A Sales Company Which Innocently Sells Stolen Property At Public Auction Can Be Held Liable To The Buyer For The Failure Of Title If It Does Not Disclose Principal’s Name
The Supreme Court of Arkansas in Oliver v. Eureka Springs Sales Co., 257 S.W.2d 367 (Ark. 1953) held that a party acting as a principal’s agent can escape from liability to a buyer for failure of title only if he discloses his principal’s identity. The case discussed below involved an auction sale of stolen animals by a sales company. The Court had to decide if the sales company could be held liable to the buyer for failure of title when it auctioned and sold the stolen property innocently.The Eureka Springs Sales Company (“Sales Company”) owned a sales barn at which livestock were regularly sold at auction. At one such auction, Oliver (the “Purchaser”) was the highest successful bidder and he purchased three heifers from the Sales Company. The animals that were sold were actually stolen property. The Purchaser paid the value of the animals to the actual owner and after that brought an action against the Sales Company to recover the bid amount. The trial court ruled in favor of the Sales Company. The court held that the Sales Company did not know that the animals that were sold at auction were actually stolen animals. The trial court stated that the Sales Company acted only as an agent or broker for Harve Hopper, who had employed the Sales Company to sell their property (heifers) on a commission basis. This appeal followed.

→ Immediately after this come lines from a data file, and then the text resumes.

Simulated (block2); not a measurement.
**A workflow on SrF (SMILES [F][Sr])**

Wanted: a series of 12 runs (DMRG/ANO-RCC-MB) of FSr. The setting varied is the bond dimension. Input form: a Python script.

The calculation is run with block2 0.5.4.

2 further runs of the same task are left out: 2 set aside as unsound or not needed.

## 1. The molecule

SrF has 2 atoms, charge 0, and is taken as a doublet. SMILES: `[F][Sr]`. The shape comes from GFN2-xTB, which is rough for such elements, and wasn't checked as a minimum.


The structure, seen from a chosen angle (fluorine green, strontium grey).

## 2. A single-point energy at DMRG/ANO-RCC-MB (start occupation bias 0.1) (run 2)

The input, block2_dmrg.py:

The Supreme Court found that Sales Company did not play the broker’s role because it had been entrusted with the custody of the animals. Id. at 368. (citing Harby v. City of Hot Springs, Ark., 11 S. W. 694.) The Court found that the Sales Company was acting as Hopper's agent. Id. Therefore, the Sales Company can escape liability only if it shows that the identity of its principal was disclosed. Id. The Court found that there is no testimony to show that the principal’s identity was disclosed. Id. The Purchaser testified that he believed that the Sales Company owned the animals offered for sale. Id. Therefore, per Purchaser’s understanding, Hopper was an undisclosed principal. Id. In this scenario, the Court found that the Purchaser may treat the Sales Company as a party to the contract. Id. (citing Shelby v. Burrow, 76 Ark. 558, 89 S. W. 464, 1 L. R. A., N. S. 303.)
The Court further stated that, at most, the Purchaser would have only realized that the Sales Company was acting as the agent of some unnamed principal. Id. If so, the principal was only partially disclosed, and the Purchaser could enforce the contract as against the agent. Id. (citing Cooley v. Ksir, 105 Ark. 307, 151 S. W. 254, 43 L. R. A., N. S. 527.) The Court stated that the Purchaser did not have a duty to find out the true seller’s identity by examining the Sales Company's books. Id. The Court reversed the trial court’s decision. Id.